We are almost six month into 2024, and this year has already been transformative for IT and cyber security law and regulation in Bermuda.
And all of those developments continue a recent and robust trend of IT and cyber law reform in Bermuda.
On 22 January 2024, the Bermuda Monetary Authority’s ( BMA ) 2024 Business Plan confirmed its continuing focus on cyber risk supervision, its interest in considering how AI will impact financial services, and its commitment to its IT Strategy: Vision 2025.
As well, the BMA has made clear the real connection that exists between IT and cyber operational risk, outsourcing transactions, business continuity planning and data protection across the critical infrastructure that the BMA regulates.
Recently, the Computer Misuse Act 2024 was introduced by the Bermuda Government to provide enhanced legal weapons to fight cybercrime. Heavily based on UK law for those matters, the new Act replaces Bermuda’s previous 1996 statute of the same name and is intended to reflect international best practices to address both computing innovations and to greatly enhance penalties.

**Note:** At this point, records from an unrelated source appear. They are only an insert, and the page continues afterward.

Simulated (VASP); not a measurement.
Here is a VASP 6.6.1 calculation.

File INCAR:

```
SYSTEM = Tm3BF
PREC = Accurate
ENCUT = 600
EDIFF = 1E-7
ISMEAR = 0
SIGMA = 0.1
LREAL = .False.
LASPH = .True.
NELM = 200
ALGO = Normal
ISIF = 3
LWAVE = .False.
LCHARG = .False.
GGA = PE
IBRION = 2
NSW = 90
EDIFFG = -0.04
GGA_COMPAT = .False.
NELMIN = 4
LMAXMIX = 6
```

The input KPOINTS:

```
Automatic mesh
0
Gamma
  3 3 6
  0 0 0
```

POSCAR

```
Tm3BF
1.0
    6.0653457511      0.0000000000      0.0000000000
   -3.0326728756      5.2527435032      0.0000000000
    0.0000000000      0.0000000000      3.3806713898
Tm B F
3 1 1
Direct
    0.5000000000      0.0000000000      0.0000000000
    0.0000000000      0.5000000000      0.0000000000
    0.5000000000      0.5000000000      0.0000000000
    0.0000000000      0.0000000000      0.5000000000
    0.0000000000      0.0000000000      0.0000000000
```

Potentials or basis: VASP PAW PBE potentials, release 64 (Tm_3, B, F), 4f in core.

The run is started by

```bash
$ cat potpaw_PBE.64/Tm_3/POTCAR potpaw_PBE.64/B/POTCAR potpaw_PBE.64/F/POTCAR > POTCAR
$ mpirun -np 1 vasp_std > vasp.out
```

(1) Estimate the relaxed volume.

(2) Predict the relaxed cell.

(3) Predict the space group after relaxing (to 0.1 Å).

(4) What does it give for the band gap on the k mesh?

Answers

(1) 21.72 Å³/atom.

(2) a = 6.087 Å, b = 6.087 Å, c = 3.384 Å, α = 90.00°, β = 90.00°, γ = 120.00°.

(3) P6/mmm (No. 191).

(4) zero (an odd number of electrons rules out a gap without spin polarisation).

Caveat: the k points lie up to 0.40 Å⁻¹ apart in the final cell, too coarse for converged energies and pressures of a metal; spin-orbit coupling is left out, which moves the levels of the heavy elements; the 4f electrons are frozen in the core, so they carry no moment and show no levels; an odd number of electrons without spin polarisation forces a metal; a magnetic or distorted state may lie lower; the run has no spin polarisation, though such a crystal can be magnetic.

However, our newest Computer Misuse Act 2024 may not be the final word on computer misuse criminal law reform given the many law reform recommendations that are advanced in UK’s Criminal Law Reform Network’s 2020 report titled “Reforming The Computer Misuse Act 1990”. There may be more to come on that front.
On 31 May, Bermuda’s new Cybersecurity Act 2024 was passed by the House to address the need for the regulatory oversight across numerous essential services and critical infrastructure in Bermuda that the Government will more specifically identify in the weeks ahead.
In passing the Cybersecurity Act, the Government has decided to create a new regulatory regime under Ministerial oversight rather than simply directing existing regulators, like the Bermuda Health Council and the Regulatory Authority, to implement their own models of proportional risk based IT and cybersecurity regulation, which would likely follow the BMA’s very successful formulation, implementation and management of such regulations in recent years.
The end result, however, is expected to be very similar across all essential services and their regulators, even if different proportional risk based security standards, practices and governance requirements are stipulated under that Act. That Act’s implementation process, including the introduction of all such regulatory standards in the weeks to come, is expected to include diligent industry consultation and the responsive consideration by Government toward improving that Act’s relevance and effectiveness.
Finally, as many have been following, Bermuda’s Personal Information Protection Act 2016 ( PIPA ) will come into full force at the end of this year. Indeed, PIPA also includes laws that require IT and cybersecurity safeguards and addresses third party services such as outsourcing, the transfer of personal information overseas, and related data protection duties and responsibilities.
There is no question that the legal landscape of IT and cybersecurity in Bermuda is undergoing transformational change in all of its facets, from the fundamental standards of diligent corporate governance to all of the commercial IT service and outsourcing agreements that every critical infrastructure participant enters into with their affiliates and commercial service providers.